For most student affairs practitioners, this book is not one that would be a quick read, nor is it a simple “how-to” list. The ideas presented certainly have relevant implications for working with an ever changing, increasingly technologically-savvy student population. Students (and indeed, faculty and staff) are using technology in such a way that it is becoming both ubiquitous and nearly invisible. Technology today often stands out more when it is absent than when it is present. It wasn’t that long ago that cell phones and PDAs (personal digital assistants, or palm computers) were not visibly attached to every ear or hand, and people did not regularly “google” topics of interest or each other.
In her foreword to the text, N. Katherine Hayles borrows from Damien Broderick’s included essay “Racing Toward the Spike” with this thought: “Whatever the future brings, we can be certain it will be different from how we imagine it now. All the more reason, then, to look to the past to understand in fuller, richer terms the possibilities of the present” (p. xiv). Prefiguring Cyberculture connects the present, past, and future of cyberculture, defined in an early essay by Darren Tofts as “the broader, epochal name that has been given to this process of becoming through technological means” (p. 3). He also makes the important addition that “the prefix ‘cyber’ has a more specialized and specific denotation [than computers] to do with the control and flow of information; or, to be even more specific again, with information as the common unit or element of organization within organic and inorganic systems” (p. 3).
The book divides its collection of essays into four sections or thematic modalities. Subjectivity is presented in Section One: I, Robot; spatiality in Section Two: Virtuality; and temporality in Section Four: Futuropolis. Section Three presents statements by artists. Their visual and written statements are a beautiful addition to the text. The cross-disciplinary approach serves the subject well, and the reader is presented with well-researched and conceptualized essays.
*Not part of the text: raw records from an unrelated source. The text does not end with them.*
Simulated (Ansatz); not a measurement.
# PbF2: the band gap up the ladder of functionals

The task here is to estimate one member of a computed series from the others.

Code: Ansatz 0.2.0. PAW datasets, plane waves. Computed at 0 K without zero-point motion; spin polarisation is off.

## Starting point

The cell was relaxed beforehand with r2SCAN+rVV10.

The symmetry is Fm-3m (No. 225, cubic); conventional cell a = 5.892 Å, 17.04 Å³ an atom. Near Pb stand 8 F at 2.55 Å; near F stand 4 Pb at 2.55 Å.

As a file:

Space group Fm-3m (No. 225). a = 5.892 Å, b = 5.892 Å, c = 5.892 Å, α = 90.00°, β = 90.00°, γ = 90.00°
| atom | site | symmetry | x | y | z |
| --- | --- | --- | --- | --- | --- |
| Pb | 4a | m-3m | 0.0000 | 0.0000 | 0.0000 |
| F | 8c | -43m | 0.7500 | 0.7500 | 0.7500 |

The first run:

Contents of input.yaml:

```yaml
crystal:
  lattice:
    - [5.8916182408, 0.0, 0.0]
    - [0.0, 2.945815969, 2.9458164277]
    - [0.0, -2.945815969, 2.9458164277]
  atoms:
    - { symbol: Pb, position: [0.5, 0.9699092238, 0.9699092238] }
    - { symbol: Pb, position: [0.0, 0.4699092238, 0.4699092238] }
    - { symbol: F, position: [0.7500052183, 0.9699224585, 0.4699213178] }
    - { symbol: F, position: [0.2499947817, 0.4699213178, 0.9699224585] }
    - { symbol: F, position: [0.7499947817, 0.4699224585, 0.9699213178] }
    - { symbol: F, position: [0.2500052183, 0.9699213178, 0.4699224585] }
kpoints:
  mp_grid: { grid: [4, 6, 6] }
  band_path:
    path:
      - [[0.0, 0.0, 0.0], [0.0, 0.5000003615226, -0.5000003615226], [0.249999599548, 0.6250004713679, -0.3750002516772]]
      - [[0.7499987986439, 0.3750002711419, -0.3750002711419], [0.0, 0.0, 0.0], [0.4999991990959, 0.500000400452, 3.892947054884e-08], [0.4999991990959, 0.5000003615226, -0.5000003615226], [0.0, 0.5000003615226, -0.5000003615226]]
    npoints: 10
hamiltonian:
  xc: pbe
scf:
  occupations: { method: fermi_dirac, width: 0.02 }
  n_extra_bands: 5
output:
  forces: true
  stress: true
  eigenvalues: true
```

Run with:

While Prefiguring Cyberculture is not an essential addition to the consummate student affairs practitioner’s library, the concepts presented do connect to aspects of student affairs work. For example, editors Jonson and Tofts raise the question, “In a world of increasing technological complexity, of multiple online personae and the notional distancing of our minds from our bodies, can we remain in control of ourselves” (p. 11)? This question raises further questions, for example, for any professional working with students who, as one colleague complained, send instant messages and emails to other students or anonymous entities while avoiding campus programs and events. How are these behaviors impacting their personal development and the overall campus culture? Is it really such a bad thing or is it simply the next incarnation of student life? Or perhaps even of life in general?
The intermingling of humanity and technology has both a long history and future. Prefiguring Cyberculture is an engaging, often mind-boggling read. For student affairs practitioners, as part of educational institutions existing largely as brokers of information, this text provokes us to contemplate an admittedly unknown future where cyberculture is not necessarily a Matrix-like Big Brother. This text is perhaps just the right catalyst for deeper exploration into the implications of technology and the work of Student Affairs.